KCNA, which is the official news agency of North Korea, corroborates the announcement from Seoul. The news outlet reports that Kim and the South Korean delegate held “openhearted talks” about “improving the North-South relations and ensuring peace and stability on the Korean Peninsula.”

Next month’s meeting is set to be held on the South’s side of the demilitarized zone in the Panmunjom Peace House. South Korean officials said that in preparation for that meeting, both nations will start what The New York Times describes as “working-level discussions.” Establishing the telephone hotline will be part of this effort, as it will enable them the leaders of both countries to communicate directly.

The summit that’s planned for late next month will only be the third such meeting between the North and the South since the Korean War ended in 1953 without a resolution or peace treaty. The other two summits were held in 2000 and 2007 between Kim Jong-Un’s father and two other presidents from South Korea. The North and South planned a number of projects together as a result of those talks, but according to The Independent, the projects ended up being scrapped when new leadership took office in South Korea.

The South’s current president, Moon Jae-in, has been emphasizing the importance of resolutions with North Korea since he was on the campaign trail last year. He won the presidential election last year after campaigning on a promise of entering into fresh talks with the North. Then this year, Moon expressed a desire to be remembered as the one who brought about “a peaceful relationship” between the two sides of the Korean Peninsula.

As CNN and Reuters explained, the North and South are still technically at war with each other, but the 2018 Winter Olympics served to ease tensions on the Korean Peninsula. The South hosted the Olympics this year and served as a window for diplomacy between the North and the South. South Korean President Moon Jae-in used the Olympics as a way to thaw relations with North Korea, something which seemed like a near-impossibility only months ago.

The North’s agreement to freeze tests of its nuclear weapons in the event of talks with the U.S. may be seen as particularly groundbreaking because the program has been a sticking point for so long. The New York Times emphasized that the South’s statement does not suggest that North Korea will begin dismantling its nuclear weapons program soon. Still, simply expressing an openness to freezing the nuclear tests is considered an important milestone for diplomatic efforts between the North and South.

Moon is reportedly hoping that by freezing the nuclear weapons testing, North Korea will demonstrate enough trust to draw U.S. President Donald Trump into the talks. Chung and other top South Korean envoys who met with North Korea this week are expected to travel to Washington to meet with the Trump administration about their groundbreaking talks with Kim, according to The New York Times.

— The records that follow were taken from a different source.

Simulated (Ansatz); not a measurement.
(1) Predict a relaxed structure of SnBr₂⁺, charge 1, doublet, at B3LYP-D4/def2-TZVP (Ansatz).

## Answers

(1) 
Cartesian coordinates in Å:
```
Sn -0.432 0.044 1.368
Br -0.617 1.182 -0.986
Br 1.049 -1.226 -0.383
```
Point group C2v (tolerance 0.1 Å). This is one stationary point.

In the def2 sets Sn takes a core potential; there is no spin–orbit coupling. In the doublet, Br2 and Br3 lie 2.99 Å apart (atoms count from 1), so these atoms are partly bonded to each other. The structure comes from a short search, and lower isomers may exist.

Pyongyang and Washington now appear to be on track for key diplomatic discussions, with the former expressing openness to pausing nuclear weapons testing during the talks with the U.S. Washington has said negotiations with North Korea will only begin if the North agrees to talk about denuclearization.

Trump has previously said he was open to speaking with Kim Jong-Un “under the right conditions,” but real progress toward negotiations has not been made until now. According to Chung, Pyongyang expressed interest in “an open-ended dialogue” with the U.S. about denuclearization and also to try to “normalize” relations. The announcement comes as a positive surprise to the world, as just a few months ago, North Korea stated that its nuclear weapons were capable of destroying the U.S.